On Saturday last, a forenoon like whirling demons, dark, with slanting rain, full of rage…
Walt Whitman, ‘The Weather – Does it Sympathize with These Times?’ from Specimen Days in America
This morning, the news from Paris. I sat and stared at the words on my screen, trying to make sense of them. I heard my daughter getting up and called to her. We scrolled silently through the BBC reports. When you check the French sites, I asked, will you tell me what they are saying?
And then I said something I shouldn’t have (I was thinking aloud, not talking). ‘If I were young’, I said, ‘I’m not sure I’d want to bring children into the world’. It was not the thing to say to someone with their life ahead of them. ‘I don’t agree’, my daughter countered: ‘That would be an ending, but not the right ending.’ Outside, dark clouds were gathering. ‘I’m sorry’, I told her.

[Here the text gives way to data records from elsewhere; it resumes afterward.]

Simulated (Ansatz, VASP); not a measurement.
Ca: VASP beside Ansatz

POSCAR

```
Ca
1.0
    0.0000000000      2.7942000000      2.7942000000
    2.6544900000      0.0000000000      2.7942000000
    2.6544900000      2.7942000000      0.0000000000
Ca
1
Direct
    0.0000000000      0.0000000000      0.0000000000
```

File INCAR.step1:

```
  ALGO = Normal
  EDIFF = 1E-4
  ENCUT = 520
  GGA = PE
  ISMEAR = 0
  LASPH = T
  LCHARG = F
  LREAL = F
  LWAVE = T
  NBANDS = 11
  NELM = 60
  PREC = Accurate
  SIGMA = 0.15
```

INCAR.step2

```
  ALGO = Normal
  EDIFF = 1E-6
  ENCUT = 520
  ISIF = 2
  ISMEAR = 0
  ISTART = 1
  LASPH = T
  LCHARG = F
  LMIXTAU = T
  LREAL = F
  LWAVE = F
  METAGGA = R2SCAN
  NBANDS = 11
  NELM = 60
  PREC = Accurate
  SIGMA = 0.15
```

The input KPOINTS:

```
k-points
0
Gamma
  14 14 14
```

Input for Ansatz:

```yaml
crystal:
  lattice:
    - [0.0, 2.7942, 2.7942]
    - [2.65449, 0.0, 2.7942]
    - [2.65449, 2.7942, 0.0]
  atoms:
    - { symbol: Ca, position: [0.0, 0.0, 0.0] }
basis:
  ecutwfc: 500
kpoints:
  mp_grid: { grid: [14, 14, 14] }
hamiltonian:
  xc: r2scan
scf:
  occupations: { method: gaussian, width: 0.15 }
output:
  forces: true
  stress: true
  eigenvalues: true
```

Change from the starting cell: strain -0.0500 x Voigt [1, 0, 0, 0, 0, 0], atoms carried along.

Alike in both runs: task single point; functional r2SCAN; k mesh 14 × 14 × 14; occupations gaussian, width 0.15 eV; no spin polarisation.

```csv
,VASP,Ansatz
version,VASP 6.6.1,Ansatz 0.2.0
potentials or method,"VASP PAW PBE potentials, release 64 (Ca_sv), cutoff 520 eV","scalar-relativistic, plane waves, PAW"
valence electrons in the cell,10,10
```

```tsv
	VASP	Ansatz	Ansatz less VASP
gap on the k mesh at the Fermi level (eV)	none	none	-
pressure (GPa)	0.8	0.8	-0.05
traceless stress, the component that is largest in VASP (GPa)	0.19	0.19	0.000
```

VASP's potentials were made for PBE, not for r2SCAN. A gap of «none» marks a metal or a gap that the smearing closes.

At noon I listened to the radio as I drove to collect Dylan: news, phone-ins, expert opinions. People suggested solutions and talked about the future, but no one mentioned children. The rain was coming down now: driving rain against my driver window. On the northbound carriageway, banks of sudden spray. Our trip might need to be shorter than planned, I thought to myself. In slantwise rain I remembered Whitman’s Specimen Days: the weather was in sympathy with Paris today:
After every great battle, a great storm.
From that point on the day itself seemed sympathy with the times. I decided to battle it out with Dylan about the amount he could bring home. He didn’t like it: ran angrily to my car, waving his hands ‘bye bye, bye bye’. He wouldn’t look at me through the rear view mirror: sat sulky as rain. A ride on a steam train would cheer him, I thought. But when we arrived it was closed. ‘Let’s have a cup of tea’ I said. In the cafe I asked Dylan if I could see his filofax but he wouldn’t let me. I knew about a couple of incidents in the week; was Dylan just brooding, I wondered, or trying to block me? Drawn against the cafe window, curtains of grey rain. Shall we go home Dylan, I said: call it a day?
since this war, and the wide and deep national agitation, strange analogies, different combinations, a different sunlight, or absence of it…
All quotes are from Walt Whitman (1819-1892) ‘The Weather – Does It Sympathize with These Times?’ in Specimen Days in America
I took the photographs of and from the Eiffel Tower while in Paris with my daughter in February 2010.